During these past three months, I’ve sometimes been tired and lonely, missing my friends and family at home. My parents left Vietnam knowing they might not ever see their friends and family again. When they missed them, it was across oceans, without relief in sight. What fortitude it must have taken to face each day, in a completely foreign country, surrounded by strange sounds, smells, foods, and a foreign language. When they headed off it was into great uncertainty, with no idea what it would be like or where they’d end up. And people say I’m brave for going to Ecuador with fellow students for two months.
Every time I interacted with a young woman in Vietnam, I looked at her and thought, “I could have been her”. For every person who successfully got out of Vietnam, many others never made it out or perished in the attempt. I felt uncomfortable being waited on and called “madam”; so easily the tables could have been turned and I would have serving the privileged foreign girl her drink or helping her buy silk. One of my aunts told me that she and her family had planned to flee the country as well, and were supposed to go a week after my dad and uncle left. The government cracked down during that intervening week: my dad and uncle got out and my aunt is still there.
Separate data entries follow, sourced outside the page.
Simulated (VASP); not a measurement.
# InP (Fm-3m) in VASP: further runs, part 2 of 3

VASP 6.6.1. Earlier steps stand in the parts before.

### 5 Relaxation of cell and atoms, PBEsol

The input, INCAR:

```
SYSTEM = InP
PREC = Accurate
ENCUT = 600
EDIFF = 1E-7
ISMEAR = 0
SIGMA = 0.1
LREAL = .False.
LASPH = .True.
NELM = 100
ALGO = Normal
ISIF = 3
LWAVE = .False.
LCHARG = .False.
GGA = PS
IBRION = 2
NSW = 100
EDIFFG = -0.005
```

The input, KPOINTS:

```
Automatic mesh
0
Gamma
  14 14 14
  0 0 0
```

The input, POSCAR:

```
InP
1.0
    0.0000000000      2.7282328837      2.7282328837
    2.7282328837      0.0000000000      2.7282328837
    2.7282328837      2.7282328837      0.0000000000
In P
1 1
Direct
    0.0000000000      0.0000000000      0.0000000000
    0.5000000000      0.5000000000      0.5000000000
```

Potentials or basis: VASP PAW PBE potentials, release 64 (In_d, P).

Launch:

I have never before identified as a daughter of this beautiful country. I grew up culturally Chinese, was sent to a Chinese school to learn Mandarin, was taught about Chinese history, celebrated Chinese festivals. I am ethnically Chinese, but coming to this country has showed me that I am also Vietnamese. My family history is intimately tied to Vietnam, its war, and its people. When Chinese people ask me what part of China my family is from, I say Guangzhou, a southern province, but I have no identity with that place. Many of my friends have been to China several times and have family there. My parents have never been to China. It used to make me feel rootless, like I was Chinese without a homeland. Now I realize that my homeland is Vietnam, where my parents grew up, were I still have family.